Chinese Crackdown on Tech and Cryptocurrencies

By Ethan Sa and Eshan Gupta

Chinese tech stocks such as Alibaba have crashed in the past few months due to new regulations which have scared investors. The Hang Seng Index, which represents the 30 largest tech companies listed in Hong Kong, has tumbled nearly 50% from February 2021 to 2022.

So why is China cracking down and imposing sweeping regulations on tech companies? As the privatization of companies increases in China, the simple answer is that the communist government wants more control over privately-owned corporations. By introducing regulations and enforcing laws, the Chinese government is attempting to fulfill its main goal of providing the people with affordable services and prosperity. The main goal of a business is to generate profits, so the views of private companies and the government often do not align, resulting in regulations enforced by the government. China is cracking down on privately-owned companies to protect the people and the government’s interest by primarily enforcing anti-business laws and data security.

As user-collected data becomes more important in the age of digitalization and machine learning, the Chinese government is enforcing regulations to help protect the data of Chinese citizens. With more tech companies collecting data on their users, the government wants to keep that data locked down in China so adversaries such as the U.S. cannot take advantage of the data collected from Chinese citizens. Another focus of China is to increase the prosperity and productivity of its citizens. The government recently introduced a gaming limit for kids as its citizens complain about the gaming addiction which has become a growing problem in recent years. Since September 1, 2021, people under 18 have been allowed to play for only one hour on Fridays, Saturdays, and Sundays. To comply with the new law, gaming companies such as Tencent have rolled out features such as facial recognition to prevent minors from playing past their limits and cheating the anti-addiction system.

Another area China has heavily cracked down on is the education technology sector. An example of this is the regulations implemented on Beijing Yuanli Education Technology Co., Ltd. Yuanfudao’s tutoring app that checks over students’ math problems. They have been hit with new regulations because the government believed that the company was overcharging their tutoring services and focusing on profits which strained many families with lower incomes. China is also targeting other big tech companies such as online merchant marketplace Alibaba, who was fined a record $2.8 billion for breaking antitrust and anti-monopoly laws. The Chinese government determined that Alibaba hurt customers' interests by only allowing merchants to exclusively sell their goods on Alibaba instead of other platforms. 

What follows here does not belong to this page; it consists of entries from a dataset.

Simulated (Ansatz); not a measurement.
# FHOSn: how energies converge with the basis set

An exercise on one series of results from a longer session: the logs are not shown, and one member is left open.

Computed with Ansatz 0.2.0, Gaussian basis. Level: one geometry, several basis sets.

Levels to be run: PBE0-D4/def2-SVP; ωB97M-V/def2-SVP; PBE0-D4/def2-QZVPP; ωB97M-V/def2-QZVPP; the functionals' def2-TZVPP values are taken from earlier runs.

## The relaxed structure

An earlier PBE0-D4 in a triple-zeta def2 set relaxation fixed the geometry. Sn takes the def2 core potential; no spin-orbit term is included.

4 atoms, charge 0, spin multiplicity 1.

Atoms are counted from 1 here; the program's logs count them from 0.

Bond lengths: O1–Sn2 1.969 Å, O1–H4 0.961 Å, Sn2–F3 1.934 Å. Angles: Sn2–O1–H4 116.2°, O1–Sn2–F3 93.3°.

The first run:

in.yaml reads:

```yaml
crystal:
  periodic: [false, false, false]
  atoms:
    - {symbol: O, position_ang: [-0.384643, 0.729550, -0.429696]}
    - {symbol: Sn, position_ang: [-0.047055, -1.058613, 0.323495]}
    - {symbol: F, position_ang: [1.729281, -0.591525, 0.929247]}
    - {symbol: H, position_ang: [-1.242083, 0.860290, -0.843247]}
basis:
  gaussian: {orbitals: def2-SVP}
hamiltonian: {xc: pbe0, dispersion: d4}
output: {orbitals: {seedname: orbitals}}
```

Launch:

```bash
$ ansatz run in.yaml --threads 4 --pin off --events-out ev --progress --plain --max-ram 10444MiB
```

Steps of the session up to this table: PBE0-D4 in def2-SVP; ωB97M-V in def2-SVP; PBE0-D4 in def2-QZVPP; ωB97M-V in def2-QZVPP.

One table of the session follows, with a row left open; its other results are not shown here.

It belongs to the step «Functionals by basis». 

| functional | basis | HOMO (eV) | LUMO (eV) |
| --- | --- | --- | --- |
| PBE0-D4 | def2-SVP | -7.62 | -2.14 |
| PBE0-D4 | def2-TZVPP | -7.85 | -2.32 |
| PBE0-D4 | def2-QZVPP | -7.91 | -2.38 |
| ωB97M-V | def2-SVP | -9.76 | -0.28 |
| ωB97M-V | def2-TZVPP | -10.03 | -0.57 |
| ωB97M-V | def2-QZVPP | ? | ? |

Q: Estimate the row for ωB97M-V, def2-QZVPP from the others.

All of these regulations have hurt investor confidence which was reflected in the falling stock prices of Chinese tech companies. The stock price of a company is primarily determined by supply and demand, and if investors feel less confident that a company is a relatively safe investment, then they will sell their shares. This causes the share price to drop as there is less demand for the stock. Furthermore, it’s clear that China is trying to limit capitalist expansion using methods such as blocking IPOs. An initial public offering  is when a private company transitions to a public one by publicly offering shares of their stock.  An example of Chinese regulators blocking an IPO to limit capital expansion is the cancellation of the IPO of Ant Group. Ant Group, a subsidiary of Alibaba, owns China's largest digital payment system AliPay. The Shanghai Stock Exchange claimed that Ant Group had failed to meet the requirements to become a public company and thus, its IPO was canceled.

Not only is China cracking down on tech companies but the country is also outlawing the use and mining of cryptocurrencies because of power usage, illegal trading, and extreme volatility. A cryptocurrency is mined by using computers that do many calculations in order to verify crypto transactions on a decentralized network. A reward is given to miners in exchange for their contributions to transaction verification and power consumption. Mining cryptocurrencies with powerful computers uses a significant amount of energy which slows down China’s push for transitioning to renewable energy. Furthermore, from the government’s standpoint, mining is a waste of energy as it doesn’t benefit the economy or the government.

Another downside of cryptocurrencies is that they can easily be used for illegal trading and activities. Cryptocurrencies are often seen as the currency for the future, as they are decentralized- meaning that the government has basically no means to intervene with the distribution and management of currency. While this is normally good, some people take advantage of this by laundering money and doing other illegal activities. Finally, their high volatility is seen as a threat to the Chinese economy because it can introduce economic instability seen in other assets such as bonds and stocks. A high volatility means that the price of a cryptocurrency fluctuates a lot and is very unpredictable. The reason why cryptocurrencies have high volatility is that there is usually a limited supply of coins and there is no central bank to regulate the currency. With their decentralization and power consumption, cryptocurrencies are seen as harming the economy and the energy targets by the Chinese government. The Chinese government is taking advantage of its immense power and control by keeping non-state owned companies in check with new regulations and enforcement of antitrust laws. As investors are fearing more regulations are to come, further restricting growth potential and future revenue, the stocks of these companies have fallen due to decreased confidence in the sector. However, although investing in this sector is risky, it may be a good time to invest in Chinese tech stocks as they are at a great discount currently and are bound to grow even as tensions between China and the U.S. rise.